10 Steps To Successfully Selling your Restaurant

"I think I'd like to sell my business...but don't know where to begin"


Followed faithfully, these principles will enable you to obtain the maximum value for your business.

1. Remember, there is a time to sell and a time not to sell.
The time to sell is when the business is doing well and any potential buyer can see opportunity for further growth. A buyer looks for pride of ownership, the ability of paying his debt services, a return on his investment, and a reasonable salary.

2. The largest single reason that a business is not sold is that the owner never made the decision to do so.
The reality is a natural cycle of business that every business will be sold or closed. Statistics show that over 90% of properties that are prepared to sell do sell in the future.

3. Businesses are sold for many different reasons.
The three most common are retirement, burnout, and major illness. Presenting your reason for selling in a positive light enhances the value of the property.

4. Many business owners make the mistake of thinking that the process will be quick and easy.
It is understandable since most sellers have never been involved in the sale of a business. But for every seller there are about 10 buyers, most of whom have already been involved in several previous transactions and are experienced in successful transactions and are experienced in successful business deals. So as you can see, the unprepared seller is at a distinct disadvantage.

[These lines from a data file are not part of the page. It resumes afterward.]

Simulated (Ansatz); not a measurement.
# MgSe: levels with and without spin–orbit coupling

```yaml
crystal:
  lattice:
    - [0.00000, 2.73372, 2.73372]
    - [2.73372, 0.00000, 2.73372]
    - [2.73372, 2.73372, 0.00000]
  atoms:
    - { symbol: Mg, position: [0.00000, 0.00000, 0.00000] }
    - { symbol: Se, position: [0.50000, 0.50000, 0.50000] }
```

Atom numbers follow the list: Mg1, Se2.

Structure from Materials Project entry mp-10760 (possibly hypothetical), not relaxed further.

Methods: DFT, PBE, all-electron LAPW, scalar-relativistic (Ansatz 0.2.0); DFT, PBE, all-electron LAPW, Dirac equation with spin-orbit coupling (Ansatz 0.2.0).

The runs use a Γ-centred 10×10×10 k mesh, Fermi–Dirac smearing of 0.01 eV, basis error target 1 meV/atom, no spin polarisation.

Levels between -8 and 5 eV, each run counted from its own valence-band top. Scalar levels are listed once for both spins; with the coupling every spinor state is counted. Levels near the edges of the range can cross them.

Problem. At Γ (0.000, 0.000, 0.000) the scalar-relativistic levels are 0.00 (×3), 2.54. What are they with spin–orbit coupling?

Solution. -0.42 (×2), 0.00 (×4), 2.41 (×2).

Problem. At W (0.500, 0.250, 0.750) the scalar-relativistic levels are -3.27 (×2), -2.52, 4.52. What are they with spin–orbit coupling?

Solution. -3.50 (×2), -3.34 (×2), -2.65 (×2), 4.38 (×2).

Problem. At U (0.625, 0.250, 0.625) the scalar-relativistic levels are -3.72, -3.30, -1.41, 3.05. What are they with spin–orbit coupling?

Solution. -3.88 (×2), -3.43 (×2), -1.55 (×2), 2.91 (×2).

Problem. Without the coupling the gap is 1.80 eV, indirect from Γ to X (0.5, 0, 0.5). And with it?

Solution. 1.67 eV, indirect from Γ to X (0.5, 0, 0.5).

5. A basic key to maximizing shareholder value is preparing for what could become a long process.
We advise our Clients to be prepared for an emotional 4 to 8 month experience. Attempts to short-circuit the natural course of events risk the chance of getting less than maximum value in the market place.

6. Most sellers have little experience in business valuations.
Yet no part of the process is subject to more self-deception or disappointment than valuation. The result can be disillusionment and frustration that stems from a false start or resistance in the market to what could be unrealistic expectations of value. Formulating a clear, objective value of the business to be sold is therefore crucial to a successful sale.

7. Don't let your standards slip.
Given the long-time horizon that the sale of a business involves, don't also make the mistake of allowing standards to slip in operating your company. That is particularly important in the restaurant business, as word of a quality decline among fickle restaurant patrons can prove fatal to an establishment's profits.

8. Achieving the best price for your business.
This is quite often a matter of developing an understanding of the likely buyers. Putting yourself in the shoes of the buyers will better enable you to understand a buyer's questions and concerns throughout the negotiating process.

9. Sellers should conduct a due diligence review of the prospective buyer.
The terms of the transaction may require an ongoing relationship with the buyer after the closing. Therefore, it is important to know with whom you are getting involved. The purpose of this "reverse" due diligence would be to evaluate the buyer's credentials and track record, his or her credit worthiness (especially if a portion of the purchase price is contingent on the company's future performance or is deferred in the form of notes or stocks), management style, and integrity.

10. Remember these Four Key Policies:
  • Maximize your company's value by effective day-to-day management
  • Maintain awareness of trends and developments in your market, the industry, and the economy so that you don't miss an opportune time to sell.
  • Prepare yourself and your company before entering the market in order to maximize your market impact.
  • Exercise patience and objectivity throughout the process and be prepared to step back from a transaction if things don't seem right.